Betsy & I witnessed all these as we arrived at our scheduled sitting for the St. Catherine’s Parish Directory pictures. As we got out of the car, we heard the distant murmur of the parents and kids cheering on their favorite ballplayers.

Suddenly, the unmistakable sharp clang of aluminum against ball rang out. As it echoed throughout the lowlands of the 100-year flood plain girding Irondequoit Creek, an excited cheerful roar quickly rose.

As we walked towards Legacy Hall (nee, “The Connecting Wing), a rush of memories swiftly appeared in my thoughts. How many times had Betsy and I been on those very same fields rooting on our children? And what did we tell them every time their team came up short on runs (even when the score didn’t matter)?

We’d tell them (even when the score did matter), “You have your whole life ahead of you and, in the grand scheme of things, what happened today won’t matter.”

And it didn’t.

But it does.

As those long ago memories filled my head, they took me back to a more relaxing time. At least how I remember it now.

Those dewy mornings, sunny afternoons, and early evenings filled with threatening skies bring a smile to my face. Despite serving as coach, the outcome of the games never bothered me, including the year our team won it all. No, it was all about the fun, the companionship, and building an inventory of happy experiences that could be called up anytime we needed a smile.

Indeed, fun was one of the handful of rules we lived by that winning season, (see “5 Tactics of a Winning Little League Coach,” Mendon-Honeoye Falls-Lima Sentinel, April 26, 2018). Winning happens when you’re busy having fun. You’re laughing too hard to worry, and worry is the quickest route to mistakes and disappointment.

Now, here’s the really funny thing. Back then, I was so focused on making sure the kids didn’t get upset when they lost (we lost half our games that season), that I convinced myself none of it mattered. And with each passing year, it mattered less and less. Life presented more important memories, and baseball faded away like an old picture.

Then we got out of the car and the crack of the bat woke up those old photographs within my head. The friends. The family. Watching a new generation emerge from naïve innocence to stalwart leaders. All that crossed my mind.

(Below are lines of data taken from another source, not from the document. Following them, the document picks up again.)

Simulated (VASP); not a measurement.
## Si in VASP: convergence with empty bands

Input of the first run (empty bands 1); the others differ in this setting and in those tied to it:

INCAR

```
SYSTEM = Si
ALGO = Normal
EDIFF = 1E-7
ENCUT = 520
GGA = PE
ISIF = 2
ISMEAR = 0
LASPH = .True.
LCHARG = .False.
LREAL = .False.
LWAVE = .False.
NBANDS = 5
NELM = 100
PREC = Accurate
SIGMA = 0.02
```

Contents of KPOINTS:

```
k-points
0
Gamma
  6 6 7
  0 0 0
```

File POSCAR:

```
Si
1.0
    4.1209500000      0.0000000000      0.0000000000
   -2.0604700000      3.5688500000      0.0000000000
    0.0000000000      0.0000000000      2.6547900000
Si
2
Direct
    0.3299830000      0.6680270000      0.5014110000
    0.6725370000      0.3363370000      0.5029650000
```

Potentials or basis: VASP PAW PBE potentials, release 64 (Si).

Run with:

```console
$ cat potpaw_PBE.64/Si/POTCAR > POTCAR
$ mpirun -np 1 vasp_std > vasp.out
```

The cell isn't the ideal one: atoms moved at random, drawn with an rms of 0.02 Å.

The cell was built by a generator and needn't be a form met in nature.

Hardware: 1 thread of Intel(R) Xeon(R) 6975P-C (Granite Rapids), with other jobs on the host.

That it occurred within a day of Ray Liotta’s passing made it all the more poignant. While the headlines all led with his powerful performance in Goodfellas, my mind kept a soft focus on his portrayal of Shoeless Joe Jackson in Field of Dreams.

Like The Natural, Field of Dreams stands out as one of the best baseball movies. Despite the backdrop, they’re not at all about the game because the game doesn’t matter. They’re about the part of what doesn’t matter that does matter.

What matters? Helping demonstrate to the next generation how to make moral and ethical decisions matters. If this sounds too highfalutin for baseball or any other game, consider this: How many times have you gotten upset when someone cheats to win?

And ‘cheating’ isn’t limited to simply breaking the rules. It includes staying within the bounds of honor and of unwritten rules. It’s good sportsmanship. It’s not being a sore loser. It’s not acting like a sore winner. That’s ethics. That’s morality. That matters.

On the more casual side, friends matter. Think of all the friendships that you create, develop, and cement over the course of several seasons on the grassy diamonds. Some of those friendships slowly disappear once the kids graduate and people move on. Others grow beyond the kids that inspired them. These matter, both in terms of memory as well as your current social vibrancy.

Finally, there’s family. Nothing matters more than family. Don’t you think it’s more than a coincidence that the father/son relationship lies at the heart of both Field of Dreams and The Natural? Both movies appear to be about the game and its players, but when you get right down to it, they each end with a father and a son playing catch with a baseball.

There’s a certain Americana – a certain masculine ideal – in that image. Mothers want their husbands to nourish a strong relationship with their sons. Daughters treasure the relationships they have with their fathers, but they’re strengthened knowing there’s also a strong bond between their brothers and their fathers.

In total, youth baseball isn’t about baseball at all. Baseball is merely a metaphor. You might also see it as a tool, as a means to get to an end. And that end isn’t developing your skills for the game, it’s about developing the bonds within the family and within the community.

If your experience succeeds at this, the investment of time you’ve made on those fields of dreams will pay dividends later and forever.

You’ll know whenever you hear that distinct ding of metal on cowhide leather. It’ll take you back and you’ll add your distant voice to the excited roar of the crowd.

And, in the end, you’ll finally know why what doesn’t matter really matters.

“Can I Do This?”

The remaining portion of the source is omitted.